Note that this flow uses the redirect URI urn:ietf:wg:oauth:2.0:oob and some OIDC providers do not support it.

You can add extra parameters to the authentication request.

      - --oidc-auth-request-extra-params=ttl=86400

Resource owner password credentials grant flow

Kubelogin performs the resource owner password credentials grant flow when --grant-type=password or --username is set.

Note that most OIDC providers do not support this flow. Keycloak supports this flow but you need to explicitly enable the "Direct Access Grants" feature in the client settings.
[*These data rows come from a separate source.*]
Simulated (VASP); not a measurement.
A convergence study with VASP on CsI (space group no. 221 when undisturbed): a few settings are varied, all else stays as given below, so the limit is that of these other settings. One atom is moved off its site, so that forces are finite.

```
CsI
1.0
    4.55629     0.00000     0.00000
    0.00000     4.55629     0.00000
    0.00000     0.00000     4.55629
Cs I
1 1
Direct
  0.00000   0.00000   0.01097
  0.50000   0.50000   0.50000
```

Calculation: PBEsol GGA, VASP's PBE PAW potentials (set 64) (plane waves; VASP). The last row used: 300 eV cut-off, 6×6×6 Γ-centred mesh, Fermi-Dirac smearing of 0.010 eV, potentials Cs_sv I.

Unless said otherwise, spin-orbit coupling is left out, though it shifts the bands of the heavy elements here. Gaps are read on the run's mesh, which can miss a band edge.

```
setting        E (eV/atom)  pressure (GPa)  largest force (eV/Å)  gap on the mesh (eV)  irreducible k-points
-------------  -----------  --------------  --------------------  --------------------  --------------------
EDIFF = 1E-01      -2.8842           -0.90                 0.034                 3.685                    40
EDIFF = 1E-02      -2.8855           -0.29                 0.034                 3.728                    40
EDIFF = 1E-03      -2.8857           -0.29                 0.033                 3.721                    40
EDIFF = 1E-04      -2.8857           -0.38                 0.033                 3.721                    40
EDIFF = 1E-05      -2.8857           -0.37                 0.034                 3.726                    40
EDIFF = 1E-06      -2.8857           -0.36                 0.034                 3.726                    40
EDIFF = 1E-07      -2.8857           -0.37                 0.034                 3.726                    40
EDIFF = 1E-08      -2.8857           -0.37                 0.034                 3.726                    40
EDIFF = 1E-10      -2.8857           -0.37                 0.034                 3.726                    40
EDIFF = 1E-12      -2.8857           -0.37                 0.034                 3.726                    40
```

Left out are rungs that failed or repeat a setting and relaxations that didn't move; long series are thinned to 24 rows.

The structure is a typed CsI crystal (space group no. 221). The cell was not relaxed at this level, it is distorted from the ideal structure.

You can set the username and password.

      - --username=USERNAME
      - --password=PASSWORD

If the password is not set, kubelogin will show the prompt for the password.

      - --username=USERNAME
% kubectl get pods
Password:

If the username is not set, kubelogin will show the prompt for the username and password.

      - --grant-type=password
% kubectl get pods
Username: foo
Password:

Docker

You can run the Docker image instead of the binary. The kubeconfig looks like:

users:
- name: oidc
  user:
    exec:
      apiVersion: client.authentication.k8s.io/v1beta1
      command: docker
      args:
      - run
      - --rm
      - -v
      - /tmp/.token-cache:/.token-cache
      - -p
      - 8000:8000
      - quay.io/int128/kubelogin
      - get-token
      - --token-cache-dir=/.token-cache
      - --listen-address=0.0.0.0:8000
      - --oidc-issuer-url=ISSUER_URL
      - --oidc-client-id=YOUR_CLIENT_ID
      - --oidc-client-secret=YOUR_CLIENT_SECRET

Known limitations:

  • It cannot open the browser automatically.
  • The container port and listen port must be equal for consistency of the redirect URI.

Related works

Kubernetes Dashboard

You can access the Kubernetes Dashboard using kubelogin and kauthproxy.

Contributions

This is an open source software licensed under Apache License 2.0. Feel free to open issues and pull requests for improving code and documents.

Development

Go 1.13 or later is required.

# Run lint and tests
make check

# Compile and run the command
make
./kubelogin

See also the acceptance test.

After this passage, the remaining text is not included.